Counsel's declaration fell far short of demonstrating good cause for an in camera hearing as explained fully by our Supreme Court in Warrick. In Warrick, the police report stated that three police officers on patrol noticed the defendant standing next to a wall holding a baggie containing off-white solids; the officers approached; the defendant fled, discarding off-white lumps resembling rock cocaine; one of the officers retrieved 42 lumps from the ground; and when the two other officers arrested the defendant after a short pursuit, he held an empty baggie in his hand and had $2.75 cash in his pockets. (Warrick, supra, 35 Cal.4th at p. 1016.) Defense counsel's declaration described an alternate version of the events, explaining that the defendant fled when the officers got out of the patrol car because he feared an arrest on an outstanding parole warrant, and when the officers caught up with him " 'people [were] pushing and kicking and fighting with each other' " as they collected rock cocaine from the ground; two officers retrieved some of the rocks; when one of them told the defendant he must have thrown it, the defendant denied possessing or discarding any rock cocaine, and explained he was in the area to buy cocaine from a seller there. (Id. at p. 1017.) Defense counsel linked this version to the potential defense by suggesting "that the officers, not knowing who had discarded the cocaine, falsely claimed to have seen defendant, who was running away, do so." (Ibid.)
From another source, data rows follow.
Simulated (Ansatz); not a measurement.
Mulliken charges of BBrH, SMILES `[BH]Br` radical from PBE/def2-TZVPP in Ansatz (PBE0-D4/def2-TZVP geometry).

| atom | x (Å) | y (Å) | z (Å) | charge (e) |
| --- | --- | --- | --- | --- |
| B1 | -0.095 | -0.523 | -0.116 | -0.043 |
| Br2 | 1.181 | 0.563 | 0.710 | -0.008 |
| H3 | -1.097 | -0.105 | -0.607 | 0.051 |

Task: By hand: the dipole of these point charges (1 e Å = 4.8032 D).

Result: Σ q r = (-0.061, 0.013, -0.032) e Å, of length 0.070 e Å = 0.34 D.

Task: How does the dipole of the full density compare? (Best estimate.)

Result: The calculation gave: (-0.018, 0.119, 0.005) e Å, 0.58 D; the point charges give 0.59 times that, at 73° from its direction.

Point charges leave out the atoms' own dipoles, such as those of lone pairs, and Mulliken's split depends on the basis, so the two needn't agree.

In contrast to the declaration of defense counsel in Warrick, the declaration here did not describe an alternate version of events in contrast to the police reports. It summarily described two facts and one omission in two police reports, which counsel asserted might lead to the discovery of evidence of a character for dishonesty. It also stated that Detective Cable was fired from the Long Beach Police Department. The declaration says nothing about when Detective Cable was fired, or why he was fired, or even the basis for counsel's statement that he had been fired. The declaration offers no facts based on which one might infer that Detective Cable was fired for false reports, lying or dishonesty or for anything at all having to do with the investigation of the murder of Mr. Teniente.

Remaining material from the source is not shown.